Describe the issue:
I think pm.gp.TP.prior() gives the wrong joint prior when reparameterize=True, which is the default.
In TP._build_prior, the default path samples independent univariate Student-t variables:
v = pm.StudentT(name + "_rotated_", mu=0.0, sigma=1.0, nu=self.nu, size=size)
f = pm.Deterministic(name, mu + cholesky(cov).dot(v))
The non-reparameterized path uses the correct multivariate distribution:
f = pm.MvStudentT(name, nu=self.nu, mu=mu, scale=cov, **kwargs)
These are not equivalent for finite nu. A multivariate Student-t has shared tail scale / dependence across dimensions, while the current default uses independent tail scales in the rotated coordinates.
So the default TP prior silently changes the joint prior, posterior, and conditional predictions.
Reproduceable code example:
I created a temp venv, installed runtime deps, imported this checkout, and compared:
- default
gp.TP.prior(..., reparameterize=True)
- correct
gp.TP.prior(..., reparameterize=False) / MvStudentT
import numpy as np
import pymc as pm
import scipy.stats as st
nu = 3.0
X = np.array([[0.0], [1.0]])
ls = np.sqrt(-0.5 / np.log(0.8))
jitter = 1e-6
cov_func = pm.gp.cov.ExpQuad(1, ls=ls)
K = cov_func(X).eval() + jitter * np.eye(2)
L = np.linalg.cholesky(K)
points = [
np.array([0.0, 0.0]),
np.array([1.0, 1.0]),
np.array([2.0, -1.0]),
]
with pm.Model() as m_reparam:
tp = pm.gp.TP(scale_func=cov_func, nu=nu)

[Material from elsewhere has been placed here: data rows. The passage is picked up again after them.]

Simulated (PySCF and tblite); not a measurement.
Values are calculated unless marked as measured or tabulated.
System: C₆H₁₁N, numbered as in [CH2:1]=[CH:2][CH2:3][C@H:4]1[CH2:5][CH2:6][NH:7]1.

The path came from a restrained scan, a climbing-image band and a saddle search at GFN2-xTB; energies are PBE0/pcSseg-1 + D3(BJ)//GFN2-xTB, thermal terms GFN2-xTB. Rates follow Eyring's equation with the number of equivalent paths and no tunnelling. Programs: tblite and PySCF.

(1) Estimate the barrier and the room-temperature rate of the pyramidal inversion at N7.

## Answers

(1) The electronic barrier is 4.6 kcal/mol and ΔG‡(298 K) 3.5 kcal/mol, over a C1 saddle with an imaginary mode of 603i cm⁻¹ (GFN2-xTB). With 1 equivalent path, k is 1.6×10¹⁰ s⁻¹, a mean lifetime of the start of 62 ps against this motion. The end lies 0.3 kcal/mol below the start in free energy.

tp.prior("f", X, reparameterize=True, jitter=jitter)
reparam_logp_fn = m_reparam.compile_logp()
with pm.Model() as m_mvt:
tp = pm.gp.TP(scale_func=cov_func, nu=nu)
tp.prior("f", X, reparameterize=False, jitter=jitter)
mvt_logp_fn = m_mvt.compile_logp()
print("point | default TP induced logp | MvStudentT TP logp | diff")
for x in points:
v = np.linalg.solve(L, x)
default_tp = float(reparam_logp_fn({"f_rotated_": v}) - np.log(np.linalg.det(L)))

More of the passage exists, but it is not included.